How did it happen that we came to confuse pride with arrogance … that somehow life taught us that pride isn’t virtuous … it the opposite of the virtue of humility … It’s to be avoided at all costs. My early learnings about pride came straight from the Bible … I remember learning the proverb, “Pride goes before destruction, a haughty spirit before a fall.” (Proverbs 16:18) It’s shorthand, better known version is simply: “pride cometh before a fall.”
But I realize now, it was arrogance not pride that I ought to have been warned off of … I have come to know that the opposite of pride is shame or self-rejection … and the antithesis of humility is arrogance, not pride. In fact, pride has more to do with a healthy sense of self-acceptance and self-worth than an over inflated view of ourselves … that’s its good to feel pride in one’s accomplishments … to take pride in one’s work … to be proud to be the unique humans that each of us are … that’s not to say that we’re proud of everything we do … but how could anyone every tell us not to proud to be who we are … whatever our strengths, capacities, identities …
A movement for the pride we celebrate in the month of June each year began as a protest … a protest against invisibility and inequity … against oppression and discrimination … an uprising for the freedom just to be oneself … to dress, walk, speak, gather freely, dance with whoever you wished, love whoever you love and be true to oneself …
Fifty-two years ago, in the early hours of the morning on June 28th, 1969, NY police raided the Stonewall Inn, a popular gay bar of the time. Raids like this were not at all uncommon but what was uncommon was … that on this occasion, the patrons pushed back … they pushed against the beatings, the arrests, the shaming and the outing … And the protests went on for several days … moving out from the bar and into the streets of the neighborhood. This courageous resistance became the catalyst for the pride movement … the quest for full human rights and dignity for all gender identities and sexual orientations.
Perhaps the freedom to be fully and wholly human is often born of protest. There is an ancient story told in three of the four gospels handed down to us in our tradition. It’s about a nameless woman in a faceless crowd who pushed back against her invisibility to insist on being seen. It is told as a miracle story. But I hear it as a parable.
24 So Jesus went with him. A large crowd followed and pressed around him. 25 And a woman was there who had been subject to bleeding for twelve years. 26 She had suffered a great deal under the care of many doctors and had spent all she had, yet instead of getting better she grew worse. 27 When she heard about Jesus, she came up behind him in the crowd and touched his cloak, 28 because she thought, “If I just touch his clothes, I will be healed.” 29 Immediately her bleeding stopped and she felt in her body that she was freed from her suffering.
30 At once Jesus realized that power had gone out from him. He turned around in the crowd and asked, “Who touched my clothes?”
31 “You see the people crowding against you,” his disciples answered, “and yet you can ask, ‘Who touched me?’ ”

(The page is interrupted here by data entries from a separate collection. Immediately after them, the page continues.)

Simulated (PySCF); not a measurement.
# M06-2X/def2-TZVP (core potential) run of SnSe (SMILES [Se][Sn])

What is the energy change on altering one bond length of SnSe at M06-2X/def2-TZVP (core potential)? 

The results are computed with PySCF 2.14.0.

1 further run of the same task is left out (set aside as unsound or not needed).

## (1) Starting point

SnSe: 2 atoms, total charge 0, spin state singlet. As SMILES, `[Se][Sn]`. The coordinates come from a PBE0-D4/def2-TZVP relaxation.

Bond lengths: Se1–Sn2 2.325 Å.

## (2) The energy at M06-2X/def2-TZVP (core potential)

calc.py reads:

32 But Jesus kept looking around to see who had done it. 33 Then the woman, knowing what had happened to her, came and fell at his feet and, trembling with fear, told him the whole truth. 34 He said to her, “Daughter, your faith has healed you. Go in peace and be freed from your suffering.”
There is something timeless tucked inside this time bound story. It is a kind of healing narrative originally intended for a 1st century community who had become the untouchables of their time. They were being pushed out of their synagogues … they were being told they didn’t belong anymore … they were no longer seen as children of Abraham … they didn’t fit because they were searching for the relationship between the law of Moses/their 1st century Judaism and the teachings of Jesus of Nazareth and the orthodoxy of their day tells them there is no blending … is is either/or not both/and … so they have no place. They are shamed and excluded for seeking to reconcile their religious roots with their lived experience.
Into this hurting community comes this story about a woman who has been looking for healing and belonging for more than a dozen years. The story buries her in a crowd. At first, we don’t see her … she is invisible to us as she has been to her family, to the members of her synagogue, and to her neighbours and her community. She has been made invisible by cultural norms and religious rules. She has been isolated into invisibility by a condition her world classifies as unclean. She is an untouchable because she has been hemorrhaging in a society that has been taught to fear being contaminated by her.
To most of that first century crowd, she was just another bloody woman. She bled to bring others into the world. She bled in rhythm with the cycles of the earth. She was an old woman and she was still bleeding.
For a dozen years, the systems of healing had failed her. She tried everything and nothing worked. Not wanting to cause a scene, in her anonymity she comes through the crowd, she approaches Jesus from behind to touch him … to reach out to this teacher and reputed healer.
As we see her in the story making her way through this crowd, it isn’t enough for her just to see or hear. She needs to reach out and touch something that matters deeply to her. She had reached before. But this time, someone made space for her in that crowd and affirmed her. This time, someone turned to find her, to know her.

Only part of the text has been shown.